Not All SEFs Are Equal

Terry Flanagan

Comparing volumes at swap execution facilities is tricky because reported volumes can vary greatly depending on the type of SEF, the time of year, and the types of swaps being executed.

One significant change over the last few months is that some SEFs have seen great increases in usage of compression, which are a way for end users to execute large packages of risk neutral transactions in bulk.

“What that does is create more variability in SEF volumes, because a customer that may not have compressed their swap book over the last three months may do everything in one day,” a product strategist at one of the SEFs told Markets Media. “Even though there is really no risk attached to it, you’ll see that SEF where the customer did that package have a huge uptick in volume for that day.”

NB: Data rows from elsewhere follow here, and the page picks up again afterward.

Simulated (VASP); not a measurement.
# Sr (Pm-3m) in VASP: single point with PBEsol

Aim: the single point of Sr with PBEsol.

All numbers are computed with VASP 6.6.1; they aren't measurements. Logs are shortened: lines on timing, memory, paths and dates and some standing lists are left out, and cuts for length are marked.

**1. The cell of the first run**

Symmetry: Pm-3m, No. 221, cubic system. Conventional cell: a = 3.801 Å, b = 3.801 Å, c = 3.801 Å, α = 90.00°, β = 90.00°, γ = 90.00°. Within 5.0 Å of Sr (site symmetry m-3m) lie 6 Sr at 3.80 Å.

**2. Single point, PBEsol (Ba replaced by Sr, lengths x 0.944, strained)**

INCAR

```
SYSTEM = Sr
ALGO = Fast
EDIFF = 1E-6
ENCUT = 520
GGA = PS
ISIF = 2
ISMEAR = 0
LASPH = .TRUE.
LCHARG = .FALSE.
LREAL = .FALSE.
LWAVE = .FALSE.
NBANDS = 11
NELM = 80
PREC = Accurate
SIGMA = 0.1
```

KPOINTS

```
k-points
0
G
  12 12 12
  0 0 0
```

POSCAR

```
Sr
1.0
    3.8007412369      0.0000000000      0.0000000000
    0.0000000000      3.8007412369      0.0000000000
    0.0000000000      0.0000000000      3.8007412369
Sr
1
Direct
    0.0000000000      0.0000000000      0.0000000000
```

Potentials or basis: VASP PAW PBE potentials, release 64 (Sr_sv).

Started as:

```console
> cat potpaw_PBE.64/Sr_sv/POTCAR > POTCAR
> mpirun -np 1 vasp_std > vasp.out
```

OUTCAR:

Because of that, the aberrations in SEF volumes have increased among the three platforms that have compression — Tradeweb, TruEx and Bloomberg. “If one of those SEFs has a large compression trade that day, you may see volume that’s outsized,” said the product strategist.

Another variability is the use of forward-rate agreements, which are short instruments between one, three and six months, that determine the rate of interest to be paid or received on an obligation beginning at a future start date. The contract will determine the rates to be used along with the termination date and notional value.

Because FRAs are actually byproducts of most interest rate swaps, they tend to inflate notional SEF volumes, making comparison between SEFs difficult. Two SEFs that concentrate on dealer-to-customer trading — Bloomberg and Tradeweb — had a combined share of 31.9% of non-FRA trading during the week of Oct. 13, the highest level yet recorded, according to FIA SEF Tracker. Tullett Prebon captured 22.7% of non-FRA trading in the last week of October, the highest for that SEF since July. ICAP ranked second, with 20.3% of the market across its two SEFs.

Market-agreed coupon (MAC) swaps, which are standardized instruments, are another source of variability because they have quarterly expiration dates. As a quarterly expiration approaches, users will roll their positions over to the next quarter, resulting in a large increase in dealer-to-customer SEF volumes.

During the week of the October roll, market share was distributed more evenly than typical. Bloomberg’s market share dropped to 65.3% during the week of Oct. 6, the lowest level since May, according to SEF Tracker. Tradeweb’s market share rose to 17.6% and MarketAxess’ market share rose to 5.0%, the highest ever for both SEFs. By month end, volume had dropped to $175 billion and Bloomberg’s market share had risen back to 74.9%.